Patrick Pearse and Ros Muc, Co. Galway

Micheál Ó Máille

Ros Muc

I’m Micheal O’Maille. I’m the principal of Scoil Bhriocáin, Gort Mor, Rosmuc. I am here really to talk about our school’s connection with Pádraic Pearse. Pádraic Mac Piarais first came to Rosmuc on the invitation of a predecessor of mine, Pádraic O’Conghaile, who was born in Glenamaddy in the 1860’s and who taught for thirty-seven years, I believe in Scoil Naisiunta, Gort Mor.

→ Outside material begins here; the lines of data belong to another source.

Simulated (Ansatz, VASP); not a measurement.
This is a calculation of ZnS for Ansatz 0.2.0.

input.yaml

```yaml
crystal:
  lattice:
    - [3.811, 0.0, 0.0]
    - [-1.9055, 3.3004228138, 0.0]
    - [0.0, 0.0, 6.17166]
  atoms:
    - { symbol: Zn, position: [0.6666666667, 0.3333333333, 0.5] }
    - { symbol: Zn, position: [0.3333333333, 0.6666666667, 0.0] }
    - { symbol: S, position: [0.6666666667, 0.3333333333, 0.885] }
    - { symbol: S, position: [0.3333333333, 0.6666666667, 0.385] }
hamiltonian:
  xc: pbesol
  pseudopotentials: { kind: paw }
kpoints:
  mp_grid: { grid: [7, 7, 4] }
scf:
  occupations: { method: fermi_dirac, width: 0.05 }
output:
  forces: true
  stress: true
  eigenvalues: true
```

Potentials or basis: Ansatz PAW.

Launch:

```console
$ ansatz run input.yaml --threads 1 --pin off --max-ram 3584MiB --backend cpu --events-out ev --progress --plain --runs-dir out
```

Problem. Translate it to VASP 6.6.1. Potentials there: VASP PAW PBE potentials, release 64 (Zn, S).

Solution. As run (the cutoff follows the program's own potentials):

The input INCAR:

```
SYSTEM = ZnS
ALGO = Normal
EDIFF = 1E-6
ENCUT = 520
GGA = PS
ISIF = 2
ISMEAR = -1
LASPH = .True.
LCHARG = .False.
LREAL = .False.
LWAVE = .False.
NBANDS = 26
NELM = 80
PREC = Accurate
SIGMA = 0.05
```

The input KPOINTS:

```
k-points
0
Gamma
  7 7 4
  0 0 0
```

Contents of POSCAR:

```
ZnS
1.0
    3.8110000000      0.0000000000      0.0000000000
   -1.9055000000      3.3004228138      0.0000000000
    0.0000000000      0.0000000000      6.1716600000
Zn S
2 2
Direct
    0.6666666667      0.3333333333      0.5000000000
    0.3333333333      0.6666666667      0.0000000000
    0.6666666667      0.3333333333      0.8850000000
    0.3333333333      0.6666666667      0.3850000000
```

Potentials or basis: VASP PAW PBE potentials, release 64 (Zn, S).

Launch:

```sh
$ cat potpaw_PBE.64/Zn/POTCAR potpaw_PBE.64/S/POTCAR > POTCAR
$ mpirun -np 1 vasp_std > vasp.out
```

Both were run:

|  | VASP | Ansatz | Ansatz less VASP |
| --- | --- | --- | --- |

In 1903, Pádraic Mac Piarais attended the school, he travelled by train as far as Maam Cross and then the jaunting car in as far as An Gort Mor, he seemed to have enjoyed the place anyway and struck up a great friendship with O’Conghaile and he travelled back to visit O’Conghaile in Gort Mor for many years after that, til eventually he asked O’Conghaile about the purchase of land so he could build a cottage there, which he did, he bought the land from Johnnie Michel Grealish and that’s how the cottage was built and the land was purchased. He spent a lot of time coming to Rosmuc, in the intervening years, before his cottage was built, he stayed with O’Conghaile in the teachers’ residence in Gort Mor, that building is now Connemara Laboratory Solutions, it’s a business but it’s still on the same site.

He brought a lot of famous dignitaries, that are famous now, like the Plunketts, Liam Mellows and many, many more, his brother Wilie, they all travelled, Eoin Mac Neill, I believe was there as well. He was fluent enough in Irish when he came, he seems to have been a pacifist when he arrived and by the time he left he was definitely revolutionary. It’s been said that he wrote O’Donovan Rossa’s oration in Rosmuc.

O’Conghaile is a very interesting character, he is one of the forgotten heroes, I never heard of him until I started working in Scoil Briocain in 2003, but his name kept popping up, even the old people remember the teacher from Glenamaddy, he seemed to be highly taught of and highly respected. Noirín Ní Mannin gave an account on Raidió na Gaeltachta, she’s only four or five years dead, but she was in the school in 1921 when the Black and Tans came into the school, the same school that brought Pádraic Pearse to Rosmuc, looking for the same Mr. O’Conghaile, but minutes before they arrived O’Conghaile escaped through the window and vanished basically, and she gives a wonderful account of the Black and Tans coming in looking for him and being very cross and wearing camouflage gear and being very rude. After he got away, they found his house and burned it to the ground, the Black and Tans. And again, I was fascinated, why did they hate him so much and in my research, I found a piece, an article in the paper about how he sued the British State in later years and got £500.

We have opened a playground, beside the school and it’s going to be a community playground and we are going to name it ??? Pádraic O’Conghaile, because that is where he went, where the playground is now, is on a hill and that’s where he made his escape and we hope that future generations will regard him as number one; the person that brought Pádraic Pearse to Rosmuc and number 2; that would remember him in their thoughts, when they are thinking of that troubling time in our history.

Comments about this page

  • Padraic Ó Conghaile was my father’s uncle and our family is very proud to be related to him. We were brought up on the stories of those tumultuous years which changed the course of Irish history, particularly with regards to the cultural revolution.